As the ruling All Progressives Congress (APC) retreats to lick its wounds from the crushing defeat it suffered at the hands of the Peoples Democratic Party (PDP) at the recent governorship election in Edo State, many questions are bound to be asked.
The hows and whys will follow thick and fast, and possible recriminations are bound to follow within the party.
But to the wider spectrum of Nigerian life, one thing is distinctly clear; the APC despite all pretences and denials is a party skating dangerously on thin ice and it won’t be long before the knives would start to come out.
Indeed, the APC went into the Edo election as a deeply divided house. Before the party’s governorship primaries where Governor Godwin Obaseki who was then a member of the party was disqualified from participating, the party was sharply divided between those who wanted the erstwhile Chairman, Adams Oshiomhole out and those who wanted him retained. In the background, the main issue was the presidential ambitions of the party’s leader Asiwaju Bola Ahmed Tinubu to succeed President Buhari at the 2023 presidential election. There are those within the party arrow-headed by Governors Nasir El-Rufai and Kayode Fayemi as well as Minister Rotimi Amaechi who are not enamoured on this and are determined to scuttle whatever foothold Tinubu may want to secure within the party.

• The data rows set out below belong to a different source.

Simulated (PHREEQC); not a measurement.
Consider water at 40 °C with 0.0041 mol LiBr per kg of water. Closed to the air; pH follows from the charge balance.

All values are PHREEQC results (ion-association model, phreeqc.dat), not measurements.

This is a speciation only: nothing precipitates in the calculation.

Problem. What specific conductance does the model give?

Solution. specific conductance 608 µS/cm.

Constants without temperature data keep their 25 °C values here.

These were the internal factors at play within the APC in the run up to the Edo election. For Tinubu and his acolytes which included Oshiomhole, the Edo election was looked upon as an opportunity to kill two birds with one stone; defeat Obaseki and by so doing re-establish their relevance within the party thereby securing the much needed beach head for the race to 2023. Some deep sources within the party told me that for those in opposition to Tinubu and his group however, while they welcome an APC victory in the Edo election, they were not too unhappy that Obaseki won. This is because the bloodying of Tinubu and Oshiomhole at the Edo election has handed them an opportunity to further cut the Asiwaju to size in their bid to stymie his presidential ambition.
Reading the tea leaves, it is thus clear that sooner or later (sooner most likely) the push-pull issues raging through the APC will come to a head putting the party asunder. With the outcome of the Edo election, the cracks within the APC are going to widen further as the factions engage in mutual bad blood recriminations.
The one factor presently preventing the party from hitting the rocks is the president Buhari factor. Both factions are beholden to him not just as president of the country and leader of the party, but also as a personality whose support they will necessarily need in their political plans going forward.
But for how long can the president continue to hold the APC together in view of the no love lost state of relations between the factions within the party?
In reality, president Buhari is not seen to be doing anything concrete or tangible to keep the APC together. Under his leadership, the party which swept the polity in 2015 winning more states and assembly seats right across the nation at the expense of the opposition has steadily lost ground. APC party members have complained some loudly; some in muted tones that the president has hardly been forthcoming in building and consolidating the party since it came to power. Some go as far as saying that the president is only concerned with his own immediate political interest. They say further that the president’s public statement attributing his hands off approach to party issues to the need to allow for internal democracy, is actually to cover up his lack of capacity to handle political challenges and his abiding interest to restrict his involvement only to issues that concern him alone. That is why to a large extent, the president has only concerned himself with securing his own political space involving himself with party issues only cursorily from a distance, leaving it largely to its fate. This much has been evident in the existential challenges that have rocked the party and in the elections that have come up since the party has been in power.
To that, I will add that in his heart, president Buhari harbours an abiding contempt for politicians from his training and experience as a military man and from his involvement with them since he joined partisan politics. For tactical reasons as a trained military man, he may not want to show it, but having known him from close quarters since 1984 and followed his statements on public issues from then, it is unmistakeable.
So, I can say with all emphasis that president Buhari will not lift a finger to support any of the feuding factions of the APC or save the party itself from its inevitable path to implosion and eventual self- destruction in the coming months. A combination of his lack of political capacity, an abiding contempt for politicians and his innate political selfishness will see to that.
Nigerians should then be prepared to watch the slow, painful but inevitable death of the APC in the coming months.
Tinubu’s presidential ambition will have one banana peel after another placed in its path all the way to 2023. The “young Turks’’ in the party will go at him the way wild dogs go after their prey in the African savannah. To make matters worse for him, he can only at present count on the support of two states; Lagos and Osun in his South-west political base. The choice of running mate if he does get the ticket of the party will present enormous challenges for him and may further lose him some support within the party.
The young Turks will be looking to either frustrate Tinubu out of the party or pull the rug from under his feet and take a huge number of APC party faithful with them into an alliance with an existing party or attempt to form a new party.
All this will make for a convulsive, uncertain future for the APC which may well end up with its demise.